June 2007 — Volume 11, Number 1
Perspectives on Community College ESL Series Volume 1:
|Marilyn Spaventa, Ed. (2006)
|Alexandria, VA: TESOL, Inc.
|Pp. vi + 242
|£ $37.50 U.S.
Perhaps Perspectives on Community College ESL, this series’ title, is its weakest aspect, or at least the weakest of the compilation under review here. It simply does not do justice to the outstanding collection of chapters in this book that collectively provide an overview of the dynamic scope of ESL education occurring in community colleges around the world. For educators at any level interested in tapping into a wealth of creative ideas to inspire themselves or to use as models, Volume 1, in what is slated to be a three-part series, offers a substantial amount of intellectual stimulation. This four-part text covers Pedagogy (Part 1), Programs (Part 2), Curricula (Part 3), and Assessment (Part 4).

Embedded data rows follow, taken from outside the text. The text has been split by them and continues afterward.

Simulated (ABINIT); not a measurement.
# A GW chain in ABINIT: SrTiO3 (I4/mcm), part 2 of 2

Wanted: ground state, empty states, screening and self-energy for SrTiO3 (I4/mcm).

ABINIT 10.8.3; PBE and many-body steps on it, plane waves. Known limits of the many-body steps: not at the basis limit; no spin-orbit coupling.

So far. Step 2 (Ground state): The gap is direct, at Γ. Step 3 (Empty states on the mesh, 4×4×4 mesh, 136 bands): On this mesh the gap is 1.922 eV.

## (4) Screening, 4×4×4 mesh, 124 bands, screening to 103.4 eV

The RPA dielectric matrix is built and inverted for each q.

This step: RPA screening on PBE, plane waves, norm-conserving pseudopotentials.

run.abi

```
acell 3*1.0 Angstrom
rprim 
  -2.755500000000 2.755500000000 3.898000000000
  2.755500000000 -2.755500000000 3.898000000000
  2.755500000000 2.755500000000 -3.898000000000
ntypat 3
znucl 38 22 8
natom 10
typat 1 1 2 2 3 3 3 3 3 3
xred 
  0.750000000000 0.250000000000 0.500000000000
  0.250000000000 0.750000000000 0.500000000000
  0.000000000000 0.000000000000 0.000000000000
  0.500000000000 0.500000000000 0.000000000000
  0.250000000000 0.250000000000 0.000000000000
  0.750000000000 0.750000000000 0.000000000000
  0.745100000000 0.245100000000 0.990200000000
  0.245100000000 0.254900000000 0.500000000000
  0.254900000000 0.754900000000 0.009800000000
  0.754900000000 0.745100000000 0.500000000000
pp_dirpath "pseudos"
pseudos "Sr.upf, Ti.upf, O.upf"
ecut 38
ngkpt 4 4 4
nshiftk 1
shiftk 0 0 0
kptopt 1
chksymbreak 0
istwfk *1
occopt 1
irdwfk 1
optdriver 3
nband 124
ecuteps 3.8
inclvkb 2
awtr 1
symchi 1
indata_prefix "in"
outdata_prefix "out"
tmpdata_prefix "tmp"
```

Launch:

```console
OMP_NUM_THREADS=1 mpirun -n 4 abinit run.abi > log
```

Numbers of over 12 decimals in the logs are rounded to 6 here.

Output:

To my mind, Pedagogy contains both the most sophisticated and theoretical topics (a college/museum collaboration and a post-critical approach to language learning). Moreover, while these first two chapters of Part 1 are quite powerful and invigorating, they may also be the two chapters least likely to be duplicated by those teaching in community colleges where fighting to keep up with the significant workload limits the number or kind of ambitious projects one can undertake. However, the topics are quite sexy and were undoubtedly chosen as lead-off chapters based on their ability to raise the general opinion and profile of community college ESL programs and their faculty (in other words, their innovation and sophistication would make them appropriate for four-year as well as community college settings).
Though the volume starts out with an inspiring article about how a community college/museum collaboration transformed the pedagogical perspective of many faculty, the scale of such a project might dwarf those collaborative projects planned or previously executed by the average community college ESL instructor. While the authors convey contagious enthusiasm in their descriptions of how faculty from Montgomery College (Rockville, Maryland) engaged in a series of seminars with professionals from the Smithsonian Institution, many readers may ultimately be slightly depressed by the narrative of such a major undertaking that is beyond the resources of most cc’s. After the faculty’s orienting seminars, students were taken on one or more visits to the museum where they began work on projects associated with specific exhibits and were guided towards expanding their ability to analyze and critique the world around them. Though the authors promote the viability for other community colleges of similar projects with local institutions, such a project unquestionably requires a great deal of time and institutional support. Nonetheless, through its discussion of the mediation of culture and knowledge, the article certainly helps generate ideas that readers could adapt and adopt in their own classrooms.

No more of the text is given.